Bottle Shock the movie is an entertaining, albeit not completely factual look at the events leading up to the famous 1976 “Judgment in Paris”, where California wines beat out their French counterparts in a blind tasting putting California wines firmly on the wine map. It is a good romp in the vineyard and shows us what the Napa of old was like and how things have changed since.

As a young college student traveling through Napa Valley in 1976 I found it hard to understand how this event transformed the California wine industry. The grand estates of Inglenook, Beringer, and Krug shared the stage with newer names of Grgich, Stags Leap, Mondavi and Sterling and were producing world class wines. Didn’t the Europeans know that? Well a trip to Europe in the late 70’s showed that the wines that made it across the “pond” were not the names mentioned above but were the jug wines from the vineyards of Modesto, Bakersfield and Fresno. Good marketing had trumped good wine.

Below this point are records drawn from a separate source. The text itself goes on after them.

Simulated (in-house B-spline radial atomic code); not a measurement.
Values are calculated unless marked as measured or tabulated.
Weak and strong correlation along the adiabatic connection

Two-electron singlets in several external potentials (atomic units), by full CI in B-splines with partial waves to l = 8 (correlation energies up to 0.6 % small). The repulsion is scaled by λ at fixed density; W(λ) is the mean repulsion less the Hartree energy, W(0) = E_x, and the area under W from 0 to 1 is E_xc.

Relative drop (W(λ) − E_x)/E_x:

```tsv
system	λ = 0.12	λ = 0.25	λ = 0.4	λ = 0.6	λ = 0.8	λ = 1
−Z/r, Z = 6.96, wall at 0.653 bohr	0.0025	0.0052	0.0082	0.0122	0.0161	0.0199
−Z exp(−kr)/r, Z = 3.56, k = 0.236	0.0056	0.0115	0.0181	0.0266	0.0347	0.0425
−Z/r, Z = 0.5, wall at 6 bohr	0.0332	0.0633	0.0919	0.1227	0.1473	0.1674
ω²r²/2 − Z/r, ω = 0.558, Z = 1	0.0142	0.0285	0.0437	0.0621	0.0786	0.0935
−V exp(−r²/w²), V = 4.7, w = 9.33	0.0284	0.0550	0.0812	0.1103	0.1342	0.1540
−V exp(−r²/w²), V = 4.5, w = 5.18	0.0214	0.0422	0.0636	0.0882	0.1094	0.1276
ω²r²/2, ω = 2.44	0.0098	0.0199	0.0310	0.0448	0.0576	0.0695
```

Back to the movie…The story is told alternating between Napa Valley and Paris as it follows Jim Barrett (played a bit stiffly by Bill Pullman) a lawyer who followed his dream by ditching the suits, purchasing a winery (Chateau Montelena) and striving to make the world’s greatest Chardonnay. Like many a winemaker then, as now, his business is struggling and is applying for his third bank loan.

In Paris Steven Spurrier (played wonderfully by Alan Rickman) is a priggish British wine merchant with a struggling wine shop who has the idea of a staging a blind tasting between French and California wines. Rickman is some 28 years older than Spurrier was at the time and plays the Brit as a classic wine snob. Once Spurrier arrrives in Napa the juxstoposition of him against the backdrop of rural Napa is often hilarious.

Spurrier has denounced the film for many mistruths and embellishments throughout and endorses a different version written by George Taber who witnessed the actual tasting.  The new film “Judgment in Paris” is due out later this year. Others have questioned why Mike Grgich, who actully made the winning wine for Chataeu Montelena, did not get a mention in the film. Also is it true the grapes for the winning wine came from…Sonoma!

Both Bo and Jim Barrett, and plenty of other old hands in the valley helped out with the story which was written by Jody Savin, Ross Schwartz and Director Randy Miller. Hollywood writers can sometimes improve a story or ruin it depending on your taste and proximently to the actual events. This movie is certainly entertaining and is worth seeing. For a more factual account check out George Taber’s book, Judgment of Paris: California vs. France and the Historic 1976 Paris Tasting that Revolutionized Wine, or wait for the new movie.

Bo (Chris Pine) the hippie son of the winery owner only has ambitions for a good time. Gustavo Brambia (Freddy Rodriguez)  the more earnest and skilled “cellar rat” has visions of becoming a great winemaker. Sam (Rachael Taylor) the love interest is fictional but opens a window into Bo’s development from loser party animal to winery promoter. The film follows alternately and a bit clumsily, Spurrier as he makes his way through Napa Valley tasting, swirling, spitting and recognizing the quality of California wine and Jim and Bo Barrett sparing (literally) as the father and son with different work ethics and goals.

The movie is shot with sweeping vistas of the wine country and certainly reminds us of how beautiful Napa Valley is. Many scenes are shot in the vineyard with the actors poking about the vines very gingerly. (The fruit hanging from the vines looks like it was close to harvest time and no doubt the vineyard owner had instructed the crew not to touch anything!) 

The winery scenes are a bit staged but the film works and the story is true enough to be important and pleasant enough to be entertaining. The story finishes as the wine finds its way to the Paris tasting– and the rest as they say is history.  The film has a great 70’s era sound track dominated with lots of Doobie Brothers setting the tone. Also stars Dennis Farina and Elia Dishku.

As a ironic footnote in late July of this year Bo and Jim Barrett announced that Chateau Montelena will be sold, pending government approval, to Michel Reybier, owner of Bordeaux chateau Cos d’Estournel, a famed French winery.